Everybody is holding their breaths waiting for what the next move of the beleaguered administration party, the Liberal Party (LP) of the Philippines will be. For some mysterious reason, LP presidential bet Mar Roxas failed to submit his campaign statement of contribution and expenditures (SOCE). Not only that, the the LP itself failed to do the same by the mandatory 8th June deadline.
Under Philippine Law and the rules applied by the Commission on Elections (COMELEC) for this year’s elections, candidates cannot assume their duties in their elected posts if their respective nominating parties fail to comply with these rules by the specified deadline which is not extendable. In effect, the LP’s administrative failure has pretty much cost not only “vice president” Leni Robredo her seat at the Coconut Palace, it also disqualifies all of the the LP’s winning candidates from Congress all the way down to local government.
The COMELEC is in a bind. It cannot break the law, and back-pedalling on its own rules will set a bad precedent that has ramifications across the Philippines’ fragile “democracy”.
Most curious of all is the deafening silence in both corporate media, Malacanang, and the COMELEC that shrouds this debacle in mystery. Why, people are now asking, did the LP fail to comply to such a simple administrative requirement? And why has it so far failed to frame the nebulous messages it had sent out to the public since the 8th of June around the specific tenets of electoral law and COMELEC guidelines that are relevant in this issue?
Where there is silence from both “thought leaders” and national leadership, speculation, of course, becomes rampant.
One of the most plausible theories surrounding the failure of the LP to disclose its financials is that it may have spent billions in its failed effort to win the presidency for Mar Roxas. Robredo’s bid for the vice presidency alone cost 418 million pesos, dwarfing her statistically-tied rival Bongbong Marcos’s expenditure of just 140 million pesos.

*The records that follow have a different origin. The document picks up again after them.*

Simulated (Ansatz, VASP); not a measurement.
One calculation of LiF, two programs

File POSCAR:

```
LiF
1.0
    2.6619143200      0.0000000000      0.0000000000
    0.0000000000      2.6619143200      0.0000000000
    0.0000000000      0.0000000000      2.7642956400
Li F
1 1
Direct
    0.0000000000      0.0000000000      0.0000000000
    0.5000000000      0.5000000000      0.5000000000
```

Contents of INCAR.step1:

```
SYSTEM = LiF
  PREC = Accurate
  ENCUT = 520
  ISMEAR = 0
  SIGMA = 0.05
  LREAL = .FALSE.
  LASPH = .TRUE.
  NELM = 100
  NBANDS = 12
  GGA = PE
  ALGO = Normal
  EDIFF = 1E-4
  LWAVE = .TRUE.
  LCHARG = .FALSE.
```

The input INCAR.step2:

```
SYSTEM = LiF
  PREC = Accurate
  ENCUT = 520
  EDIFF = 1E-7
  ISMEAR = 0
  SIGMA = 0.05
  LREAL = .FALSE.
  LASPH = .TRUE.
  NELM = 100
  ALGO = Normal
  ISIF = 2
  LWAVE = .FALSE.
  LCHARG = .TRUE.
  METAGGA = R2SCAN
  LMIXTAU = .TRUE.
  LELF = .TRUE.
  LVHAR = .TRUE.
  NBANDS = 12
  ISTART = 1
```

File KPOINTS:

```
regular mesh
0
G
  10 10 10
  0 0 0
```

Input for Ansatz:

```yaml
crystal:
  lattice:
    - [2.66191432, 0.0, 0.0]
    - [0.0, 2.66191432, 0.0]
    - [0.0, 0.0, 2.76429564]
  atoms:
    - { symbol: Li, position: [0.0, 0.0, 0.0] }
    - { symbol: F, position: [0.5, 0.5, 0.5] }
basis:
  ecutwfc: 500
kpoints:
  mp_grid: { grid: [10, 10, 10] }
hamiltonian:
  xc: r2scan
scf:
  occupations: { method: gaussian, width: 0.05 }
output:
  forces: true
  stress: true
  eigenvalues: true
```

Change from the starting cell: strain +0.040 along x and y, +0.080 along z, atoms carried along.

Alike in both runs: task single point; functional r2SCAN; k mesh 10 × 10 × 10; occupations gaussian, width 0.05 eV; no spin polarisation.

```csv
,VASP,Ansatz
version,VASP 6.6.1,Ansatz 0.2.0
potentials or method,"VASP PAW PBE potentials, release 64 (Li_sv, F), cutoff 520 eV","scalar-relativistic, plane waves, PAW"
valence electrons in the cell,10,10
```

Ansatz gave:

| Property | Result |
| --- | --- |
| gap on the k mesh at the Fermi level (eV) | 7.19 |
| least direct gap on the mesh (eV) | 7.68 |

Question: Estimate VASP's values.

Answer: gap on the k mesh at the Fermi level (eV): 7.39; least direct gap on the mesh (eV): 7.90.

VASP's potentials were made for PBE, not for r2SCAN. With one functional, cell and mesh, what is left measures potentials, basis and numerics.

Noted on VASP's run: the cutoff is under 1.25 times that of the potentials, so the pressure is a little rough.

There is also the other big issue of the electoral fraud allegations that surround Robredo’s “win”. Some observers have put forth the possibility that the LP had, by failing to meet the SOCE requirement, deliberately sabotaged Robredo’s vice presidency bid to diffuse any further attention to these cheating allegations. If, in fact, the LP did conspire to cheat both winners and “losers” in these elections of millions of legitimate votes (as many Filipinos now suspect), there is a strong likelihood that this may come to light during the administration of President-elect Rodgrigo Duterte. Marcos is making good on his threat to file an electoral protest highlighting these allegations. He is also good friends with Duterte who, in turn, had vowed to keep Robredo out of his Cabinet.
Indeed, in light of Roxas’s colossal loss at the polls, the embarrassingly enormous amount of money that was likely spent on his bid, the allegations of cheating that are likely to stick for years, and the very real possibility that Robredo will be mere expensive executive ornamentation over the next six years, the LP is unlikely to reap any tangible benefit from a Robredo vice presidency. More importantly, Robredo has been showing signs that she’s been distancing herself from the LP since her so-called “win” became apparent as the count came to a close in May. She has stopped wearing the characteristic LP yellow colours and no longer flashes the “L” hand gesture during public appearances. It is easy to see the writing on the wall in hindsight. Robredo was the VP candidate of last resort for the LP in the early months leading to the campaign, to begin with. Thus, the emerging turncoatism she is starting to exhibit is not surprising.
If the law and COMELEC rules are allowed to prevail and LP “winners” in these elections — including Robredo — are allowed to be disqualified for the LP’s non-compliance to the SOCE requirement, Bongbong Marcos will take his rightful place in government. Perhaps then, the electoral raps Marcos is currently working on that are likely to implicate COMELEC Chairman Andres Bautista along with members of the LP leadership will be dropped and the whole episode will pass into history as a mere footnote. The collateral damage — Robredo’s pride and the hopes of a handful of would-be congressmen and senators — will simply be a minor write-off in the overall bigger scheme of securing the on-going integrity of the LP banner and the Yellow brand of the Aquino-Cojuangco clan.
It does makes sense. Under such a scenario, important people will be happy. People who matter will be appeased. Certain issues will be swept under the rug.
And on the small matter of The Truth? Again, like Robredo, The Truth is really just a bargaining chip that can be played or withdrawn from the table depending on how the game should play out. That’s really all there is to it. It’s just politics.